I’m on vacation with my family visiting Southern California where my wife and I are from, but before we could get inland to our hometown we had a lovely stop in Santa Barbara. It was a great chance to just relax, spend some time at the beach as a family, watch the Euro Cup, write, and visit with a friend, but one surprising find came at a local used bookstore with $2.00 books. I randomly picked up a writing book called Writing Toward Home: Tales and Lessons to Find Your Way, where I came across the word “Querencia.” The book shares that ”In Spanish, querencia describes a place where one feels safe, a place from which one’s strength of character is drawn, a place where one feels at home.” At the end of describing the word more thoroughly, the book presents a writing prompt to “Write about where you feel most at home, where your querencia is.

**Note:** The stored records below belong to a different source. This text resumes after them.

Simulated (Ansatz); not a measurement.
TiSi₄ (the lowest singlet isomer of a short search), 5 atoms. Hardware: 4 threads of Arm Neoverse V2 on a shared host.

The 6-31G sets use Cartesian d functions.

I began writing, but as I wrote I realized I had more of a personal connection to We Are Displaced than I had previously acknowledged. I’ve never been forced to leave home because of bombs being dropped on my home and school or had mercenaries tracking me down in the trees that surrounded my village—unmistakable losses for all to see and understand—but I have had parallel ambiguous loss nonetheless. Whether it was my uncle being shot and killed steps outside the first home I remember, feeling like an other in the hometown where I was raised, or (really going back even further) my parents leaving the Caribbean to immigrate to America, these moments hold some loss that in one way or another left me feeling displaced and more recently disjoined from my ancestral home & culture.

With these ambiguous losses, I’ve spent large portions of my life looking for my querencia—a place I feel safe and at home. I wish I could say that search is over as I’ve started feeling at home in Brooklyn, finding my voice, and seeing a connection to home that is not a physical place or reliance on others, but in earnest, I’ve felt at home before and have had that feeling disappear before. It has been a series of peaks and valleys, and though I can say I’m at another peak where I feel at home, I can’t help but ask the question—is part of the human experience just a reoccurring search for home?